Cape Dension

The home of the blizzard

The title Douglas Mawson chose for his book about the AAE remains the most apt description of this bleak, windswept Antarctic coast. Cape Denison has long been acknowledged as one of the world’s windiest places.

Cecil Madigan’s meticulous weather records begin to reveal the chaos of Cape Denison’s weather: an hourly mean wind-speed over the AAE’s 22 months of over 71 km/h, a maximum 12-hour run, on 5–6July 1913, of 143.2 km/h, and a maximum hour’s run (5July 1913) of 154.5km/h.

Antarctica’s vast ice sheet is the source of the winds, called katabatics, that sweep over the continent’s coasts at frequent intervals. That, along with a trick of topography, has given Cape Denison its special notoriety.

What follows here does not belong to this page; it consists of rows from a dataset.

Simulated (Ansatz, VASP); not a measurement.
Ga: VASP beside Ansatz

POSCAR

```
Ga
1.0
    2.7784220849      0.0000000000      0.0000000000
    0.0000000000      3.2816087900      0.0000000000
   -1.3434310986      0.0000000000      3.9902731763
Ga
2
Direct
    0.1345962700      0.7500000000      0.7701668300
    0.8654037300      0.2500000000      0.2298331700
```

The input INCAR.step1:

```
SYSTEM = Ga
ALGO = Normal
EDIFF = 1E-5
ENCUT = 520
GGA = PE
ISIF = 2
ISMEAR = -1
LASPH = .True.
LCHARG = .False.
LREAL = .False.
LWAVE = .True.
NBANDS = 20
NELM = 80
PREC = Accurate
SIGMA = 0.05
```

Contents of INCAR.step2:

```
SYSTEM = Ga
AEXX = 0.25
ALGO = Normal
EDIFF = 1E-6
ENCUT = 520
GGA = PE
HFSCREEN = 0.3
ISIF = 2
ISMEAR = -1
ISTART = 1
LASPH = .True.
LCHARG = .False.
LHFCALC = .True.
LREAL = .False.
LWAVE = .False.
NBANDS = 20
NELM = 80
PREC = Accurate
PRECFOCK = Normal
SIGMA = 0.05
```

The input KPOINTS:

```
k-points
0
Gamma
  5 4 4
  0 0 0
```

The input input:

Katabatics are formed in Antarctica’s icy hinterland. Dense, heavy, cold air from the high plateau slides down the slope toward the coast, gathering surface snow along the way. Behind Cape Denison, the valley that becomes Boat Harbour funnels the already-powerful wind into a blinding, hurricane-force blast sweeping all before it.

The chaos extends beyond the coast. A few metres from Boat Harbour’s shore, the katabatic whips the sea into a chop, with spume spreading ahead of it. Sea ice is blown out, which makes Cape Denison a relatively ice-free coastline.

Offshore from the Mertz Glacier, the winds are so fierce and relentless that the sea is kept free of ice year-round. As ice is blown away by the winds, new ice keeps forming on the exposed water. This high rate of ice production makes the region one of the primary sources of ‘Antarctic bottom water’ – heavy, salty, cold water that carries surface oxygen down to the deepest parts of the world’s oceans, bringing nourishment and life to an otherwise dead zone.

Cape Denison’s temperatures are not significantly different from other parts of Antarctica’s coast. Average midwinter temperatures (June to August) are often around minus 20ºC, while midsummer temperatures (December to February) are around zero degrees celcius. Sometimes at the height of summer it is warm enough for meltwater to flow into Boat Harbour. The cape also contains a number of small meltwater lakes formed from glacial action.